Michael Doucet & Beausoleil and Terrance Simien & the Mallet Playboys--two of the featured acts on the seven-hour bill during Saturday’s opening portion of the two-day festival--were both showcased on the “Big Easy” sound-track album and the differences in their music underscore the range of Cajun and zydeco music.

Doucet, a fiddler and singer in his late 30s, is a traditionalist who is open to change. There’s such an appealing hoedown spirit to his brand of Cajun that even Beausoleil’s ballads have a seductive dance sway. The band--whose name means beautiful sunshine-- used guitar, bass and keyboards on Saturday, but its peppy, invigorating rhythm is built around an emphasis on fiddle, accordion and drums.

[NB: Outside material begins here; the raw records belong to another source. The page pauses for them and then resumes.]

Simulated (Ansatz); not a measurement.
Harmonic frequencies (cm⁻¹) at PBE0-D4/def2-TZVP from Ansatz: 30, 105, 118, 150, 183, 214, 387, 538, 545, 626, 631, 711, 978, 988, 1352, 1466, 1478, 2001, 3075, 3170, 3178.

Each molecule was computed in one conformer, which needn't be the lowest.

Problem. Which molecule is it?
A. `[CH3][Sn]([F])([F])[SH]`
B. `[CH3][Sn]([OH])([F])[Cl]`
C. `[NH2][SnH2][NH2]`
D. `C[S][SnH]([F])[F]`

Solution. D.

The tonic is so disarming that it’s no wonder such pop heroes as Bruce Springsteen and U2 caught Doucet’s band Friday night at Club Lingerie in Hollywood, a warm-up for the festival. On Saturday, songwriter-guitarist Richard Thompson joined Beausoleil for “Louie, Louie,” a witty surprise selection.

If Beausoleil was the most imaginative band musically at the show, which drew an estimated 2,000 fans, Simian, a singer and accordionist in his early 20s, was the afternoon’s most dynamic performer. Widely hailed as a leader in a new breed of zydeco musicians, he mixes such firm (and sometimes overly familiar) rock and R & B textures in his arrangements that the energetic strumming of a metal “rub-board” player is little more than visual because the sound of the board itself is buried.

It was not an altogether convincing performance, but there is an edge of electricity about Simian that suggests he’s someone whose career is worth watching. The same can be said about Wayne Toups and the ZydeCajuns if the group tones down some of its overly pop-conscious aspects.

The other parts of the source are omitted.